IT doesn’t take rocket science to figure out the difference between consumerism and gambling. It also doesn’t take a genius to know it is the policeman’s job to stamp out organised crime and gambling syndicates.

But there seems to be some confusion over that in Putrajaya yesterday when Deputy Prime Minister Ahmad Zahid Hamidi sought the help of the Malaysian Muslim Consumers’ Association (PPIM) to weed out gambling activities in the country.

“The Home Ministry together with the police are fighting the gambling menace. This is their responsibility, but we hope that PPIM will assist police,” said Zahid, who is also the home minister.

Let’s be clear what consumer groups do and the duties of enforcement authorities, such as the police. And ask yourself if the country needs more spies and spooks tasked to stamp out illegal gambling?

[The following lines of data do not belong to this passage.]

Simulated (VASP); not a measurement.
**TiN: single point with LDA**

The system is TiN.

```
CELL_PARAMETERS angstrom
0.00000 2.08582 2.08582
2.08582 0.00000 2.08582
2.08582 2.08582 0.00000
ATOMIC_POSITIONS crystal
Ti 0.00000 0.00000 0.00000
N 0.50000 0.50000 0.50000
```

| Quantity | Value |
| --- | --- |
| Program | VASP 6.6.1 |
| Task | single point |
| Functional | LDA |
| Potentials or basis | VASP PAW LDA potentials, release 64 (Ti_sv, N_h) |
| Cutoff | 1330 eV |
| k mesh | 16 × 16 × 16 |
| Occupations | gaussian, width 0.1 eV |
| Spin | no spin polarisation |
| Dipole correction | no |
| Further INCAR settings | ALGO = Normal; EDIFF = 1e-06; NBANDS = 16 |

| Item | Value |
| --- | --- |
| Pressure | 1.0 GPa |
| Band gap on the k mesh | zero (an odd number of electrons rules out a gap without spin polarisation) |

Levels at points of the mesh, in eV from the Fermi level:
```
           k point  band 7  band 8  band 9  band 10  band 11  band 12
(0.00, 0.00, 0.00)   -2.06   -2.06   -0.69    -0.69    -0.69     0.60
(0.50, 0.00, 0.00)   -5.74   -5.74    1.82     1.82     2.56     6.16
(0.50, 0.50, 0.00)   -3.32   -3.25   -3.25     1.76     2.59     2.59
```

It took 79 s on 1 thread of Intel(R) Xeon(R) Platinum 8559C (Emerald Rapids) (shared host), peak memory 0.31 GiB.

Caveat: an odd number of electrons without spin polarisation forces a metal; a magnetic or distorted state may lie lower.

Malaysia now has police, a network of reserve volunteers through Rela, enforcement officials from local councils and kampung who are the eyes and ears of the government.  

Isn’t that enough? Are they inefficient, ineffective or just not trusted?

Or does Putrajaya still need the help of a 20-year-old group with four million members – mostly doctors, university lecturers, religious scholars and those concerned about consumerism issues in Islam.

If that is what PPIM has to do now, what of its core reasons of existence? The Muslim group says it aims to safeguard and defend the rights and restore the dignity of Islamic consumers, through the implementation of proactive and strategic activities.

Is looking out for gambling activities part of that? And why only a Muslim group? Isn’t Putrajaya giving too much space to just one group to carry this out?

Add to that the RM500,000 that Zahid presented to PPIM for its activities. Are the other groups getting a similar amount to help the police?

After all, Zahid did say police have carried out 7,900 operations against gambling activities this year. although the money confiscated is small.

Perhaps it’s because these groups are using the internet for their activities rather than physical means to accept bets and money.

Perhaps Zahid and Putrajaya are better off planning something comprehensive to tackle illegal gambling rather than just relying on consumer groups to be its eyes and ears.

That move promotes vigilante culture and Malaysia has already seen some of that with enthusiastic people defending those whose hire-purchase payments lapse, or paying the fines of at least one woman found guilty of impersonating a dentist.

Malaysia needs a government that knows what it is doing, not one that arbitrarily deputise people for enforcement beyond their capabilities. It also does not need religious-based enforcement groups.

Illegal gambling is a crime, and a big one with a fair number of syndicates still pulling the strings. It has no religion except money.

Putrajaya should know that and get those competent to wipe it out, not a group of consumerists who are more interested in keeping prices fair and products safe for Muslims.